[IAEP] maths instruction

Kathy Pusztavari kathy at kathyandcalvin.com
Thu Apr 30 12:20:39 EDT 2009


Bloom's Taxonomy reminds me of committees that never get anything done in
the Life of Brian.

Direct Instruction reminds me of the people that get in there and get the
job done.

Here is the Direct Instruction guide:

http://www.zigsite.com/PDFs/rubric.pdf

-----Original Message-----
From: Maria Droujkova [mailto:droujkova at gmail.com] 
Sent: Thursday, April 30, 2009 7:48 AM
To: Kathy Pusztavari
Cc: iaep at lists.sugarlabs.org
Subject: Re: [IAEP] maths instruction

On Thu, Apr 30, 2009 at 10:34 AM, Kathy Pusztavari
<kathy at kathyandcalvin.com> wrote:
> I'm of the direct instruction camp.  If skills and concepts are not 
> build upon each other correctly, you will get kids that either learn a 
> concept wrong (then they have to unlearn it) or fail and then feel 
> like they are stupid.  Having a kid with autism, I've seen both.  
> Unfortunately, I've seen both with typical kids or even smart ones under
poor teaching practices.
> This is especially true for teaching reading - Project Follow Through 
> showed that direct instruction was by far the most effective in teaching
period.
>
> What I'm suggesting is taking effective practices and putting them in 
> a computer model.  Using short videos or whatever (flash like 
> animation) to teach concepts.

Strongly systematic approach is a good general principle for sciences and
math. In my mind, the strength of computers is in helping kids tinker,
construct, interact with microworlds and with each other, remix, tag, and
otherwise be active. Learning happens through doing.
Nobody learns anything deeply enough the first time they are exposed;
understanding keeps growing and growing through time, as learners are
ACTIVELY DOING something related to that concept.

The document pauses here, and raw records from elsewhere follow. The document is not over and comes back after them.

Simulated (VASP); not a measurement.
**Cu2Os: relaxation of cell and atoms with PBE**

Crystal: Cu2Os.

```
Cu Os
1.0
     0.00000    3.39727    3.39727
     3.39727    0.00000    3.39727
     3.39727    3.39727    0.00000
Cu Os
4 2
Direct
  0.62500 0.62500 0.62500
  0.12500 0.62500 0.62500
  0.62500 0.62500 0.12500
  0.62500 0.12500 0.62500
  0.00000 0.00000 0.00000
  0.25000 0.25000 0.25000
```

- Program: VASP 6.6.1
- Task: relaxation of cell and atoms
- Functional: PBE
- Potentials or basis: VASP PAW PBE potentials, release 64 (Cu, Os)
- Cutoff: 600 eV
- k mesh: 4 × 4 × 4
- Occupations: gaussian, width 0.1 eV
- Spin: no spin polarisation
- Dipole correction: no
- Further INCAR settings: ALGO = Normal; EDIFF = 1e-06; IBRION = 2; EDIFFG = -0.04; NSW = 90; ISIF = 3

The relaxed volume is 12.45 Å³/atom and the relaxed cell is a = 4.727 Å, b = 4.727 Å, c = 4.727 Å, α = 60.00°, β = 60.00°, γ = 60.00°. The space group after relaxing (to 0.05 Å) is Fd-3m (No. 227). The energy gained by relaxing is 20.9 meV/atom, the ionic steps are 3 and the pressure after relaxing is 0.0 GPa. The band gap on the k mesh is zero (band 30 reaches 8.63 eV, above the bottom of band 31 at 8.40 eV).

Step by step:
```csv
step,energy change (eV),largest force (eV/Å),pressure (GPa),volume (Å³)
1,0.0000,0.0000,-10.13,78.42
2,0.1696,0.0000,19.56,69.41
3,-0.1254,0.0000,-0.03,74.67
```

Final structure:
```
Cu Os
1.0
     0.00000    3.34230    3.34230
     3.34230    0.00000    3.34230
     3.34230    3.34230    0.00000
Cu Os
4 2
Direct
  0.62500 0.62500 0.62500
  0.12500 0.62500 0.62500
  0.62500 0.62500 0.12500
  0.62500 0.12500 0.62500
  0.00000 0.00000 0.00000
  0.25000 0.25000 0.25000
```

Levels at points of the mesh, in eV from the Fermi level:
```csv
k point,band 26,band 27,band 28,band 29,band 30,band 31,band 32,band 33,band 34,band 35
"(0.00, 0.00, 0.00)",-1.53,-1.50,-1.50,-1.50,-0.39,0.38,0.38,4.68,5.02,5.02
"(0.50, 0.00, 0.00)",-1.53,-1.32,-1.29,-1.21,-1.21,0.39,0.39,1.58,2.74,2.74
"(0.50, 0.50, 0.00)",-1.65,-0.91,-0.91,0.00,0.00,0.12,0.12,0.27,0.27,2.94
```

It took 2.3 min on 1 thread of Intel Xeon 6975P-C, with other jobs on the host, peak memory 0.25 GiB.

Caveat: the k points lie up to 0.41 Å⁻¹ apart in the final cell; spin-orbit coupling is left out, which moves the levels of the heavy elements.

In math in particular, you need to have a very healthy balance of all levels
of learning activities (see Bloom's Digital Taxonomy
http://edorigami.wikispaces.com/Bloom%27s+Digital+Taxonomy), which computers
definitely can support. Good math learning software should combine three
things: the ability to create your own mathematical objects in scaffolded
environments (with videos or animations that can be a part of scaffolding);
the ability to share these objects with other learners in your local
community of practice; and tools for connecting these "example spaces" or
"lesson environments" with mathematics at large, including other topics and
past traditions of doing math and other local communities - that is, with
larger communities of mathematical practices.



--
Cheers,
MariaD

Make math your own, to make your own math.